Samsung Electronics will unveil its next flagship smartphones -- the Galaxy S9 and Galaxy S9+ -- on Sunday, after it reported record profits in recent weeks and its vice chairman was released from prison.
Samsung, the flagship subsidiary of South Korea's biggest business group, suffered a humiliating recall of its Galaxy Note 7 device in 2016, and was then embroiled in the sprawling corruption scandal that brought down ousted president Park Guen-hye.
But its Galaxy S8 smartphone was a consumer and critical success and financially it has gone from strength to strength.
It enjoyed net profit of more than 42 trillion won ($39 billion) last year, and this month Lee Jae-yong, heir to the founding family, was released from prison after most of his bribery convictions were quashed on appeal.
Visually they will resemble their predecessors but with a slightly smaller bottom bezel, a spate of leaks suggest.

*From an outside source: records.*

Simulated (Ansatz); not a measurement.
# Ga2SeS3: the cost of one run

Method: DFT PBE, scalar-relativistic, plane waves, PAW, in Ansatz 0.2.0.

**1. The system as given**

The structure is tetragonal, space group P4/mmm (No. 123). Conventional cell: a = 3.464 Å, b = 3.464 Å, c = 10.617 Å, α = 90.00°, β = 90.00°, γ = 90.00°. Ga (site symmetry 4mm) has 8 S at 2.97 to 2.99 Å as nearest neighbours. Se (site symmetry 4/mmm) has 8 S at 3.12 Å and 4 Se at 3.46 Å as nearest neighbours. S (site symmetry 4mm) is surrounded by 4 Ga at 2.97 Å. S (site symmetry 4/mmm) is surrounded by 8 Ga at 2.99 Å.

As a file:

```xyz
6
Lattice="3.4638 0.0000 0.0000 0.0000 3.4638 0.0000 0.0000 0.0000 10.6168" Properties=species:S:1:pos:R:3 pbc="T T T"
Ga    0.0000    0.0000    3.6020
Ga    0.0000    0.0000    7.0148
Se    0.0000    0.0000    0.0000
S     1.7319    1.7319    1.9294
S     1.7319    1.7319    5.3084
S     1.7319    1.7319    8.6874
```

Both Galaxy S9 and Galaxy S9+ have upgraded cameras with variable apertures capable of shooting up to 960 frames per second for "super slow-motion" videos, according to tech website WinFuture, and stereo speakers.
Samsung has also revamped the series' internals with faster processors, it added, and their batteries -- the issue at the heart of the Galaxy Note 7 debacle - can last a full working day.